FOR IMMEDIATE RELEASE:                                                                                  CONTACT: Erin McNeill

February 10, 2009                                                                                                                  (617) 722-1551

 

Senator Marc Pacheco hails 200th anniversary of President Lincoln’s birthday,

notes parallels with today’s historic White House

 The Massachusetts state Senate and House of Representatives will hold a joint session on Thursday, Feb. 12 to mark the 200th birthday of Abraham Lincoln, the president who penned the Emancipation Proclamation.

 State Sen. Marc R. Pacheco, (D-Taunton) is pleased to note that the celebration honoring a pivotal American leader comes just as the United States enters a new era under the leadership of the nation’s first African-American president.

 “During Lincoln’s presidency, the nation was nearly torn apart over the question of slavery. Today, the first African-American president hails from the very same state that, 200 years ago, gave us the man who ended slavery in the United States. Our country’s journey has been one of both highs and lows.  Sometimes it takes us a while, but eventually we reach our destination.”

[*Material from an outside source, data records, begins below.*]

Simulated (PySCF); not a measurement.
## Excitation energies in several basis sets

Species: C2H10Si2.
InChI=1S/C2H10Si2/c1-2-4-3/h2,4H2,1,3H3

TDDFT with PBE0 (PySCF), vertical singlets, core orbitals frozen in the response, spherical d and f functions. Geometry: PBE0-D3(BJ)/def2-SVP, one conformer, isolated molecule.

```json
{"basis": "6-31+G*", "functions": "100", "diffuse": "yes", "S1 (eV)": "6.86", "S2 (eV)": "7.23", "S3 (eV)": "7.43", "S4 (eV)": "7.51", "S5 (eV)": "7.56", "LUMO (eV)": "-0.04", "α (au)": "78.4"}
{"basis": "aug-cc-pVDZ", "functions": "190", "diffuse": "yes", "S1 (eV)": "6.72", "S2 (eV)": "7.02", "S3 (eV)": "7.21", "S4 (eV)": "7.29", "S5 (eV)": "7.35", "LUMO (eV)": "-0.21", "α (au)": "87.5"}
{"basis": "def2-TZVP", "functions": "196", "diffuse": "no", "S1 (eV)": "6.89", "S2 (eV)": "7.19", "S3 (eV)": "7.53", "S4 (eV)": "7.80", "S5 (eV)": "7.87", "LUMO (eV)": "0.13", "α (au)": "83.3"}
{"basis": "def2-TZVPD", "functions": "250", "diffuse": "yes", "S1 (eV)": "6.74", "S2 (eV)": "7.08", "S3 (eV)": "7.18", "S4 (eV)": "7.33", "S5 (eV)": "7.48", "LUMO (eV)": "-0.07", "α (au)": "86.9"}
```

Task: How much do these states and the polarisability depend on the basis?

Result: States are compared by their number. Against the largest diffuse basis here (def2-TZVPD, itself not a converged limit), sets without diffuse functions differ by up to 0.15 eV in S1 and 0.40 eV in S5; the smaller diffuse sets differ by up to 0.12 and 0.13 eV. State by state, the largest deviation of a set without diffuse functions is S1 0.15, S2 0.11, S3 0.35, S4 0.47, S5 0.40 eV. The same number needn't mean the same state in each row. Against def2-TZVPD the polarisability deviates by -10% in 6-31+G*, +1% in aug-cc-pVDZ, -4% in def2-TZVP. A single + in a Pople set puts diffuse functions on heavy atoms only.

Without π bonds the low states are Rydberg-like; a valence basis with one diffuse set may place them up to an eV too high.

 Pacheco noted that in 1848, Abraham Lincoln, then a congressman from Illinois and a leader of the Whig party, traveled to Taunton to campaign on behalf of Whig party candidates.  The Whig party eventually collapsed over the issue of allowing the spread of slavery into the territories.

 During Thursday’s joint session, a student from Dorchester’s Codman Academy Charter School will recite the Gettysburg Address.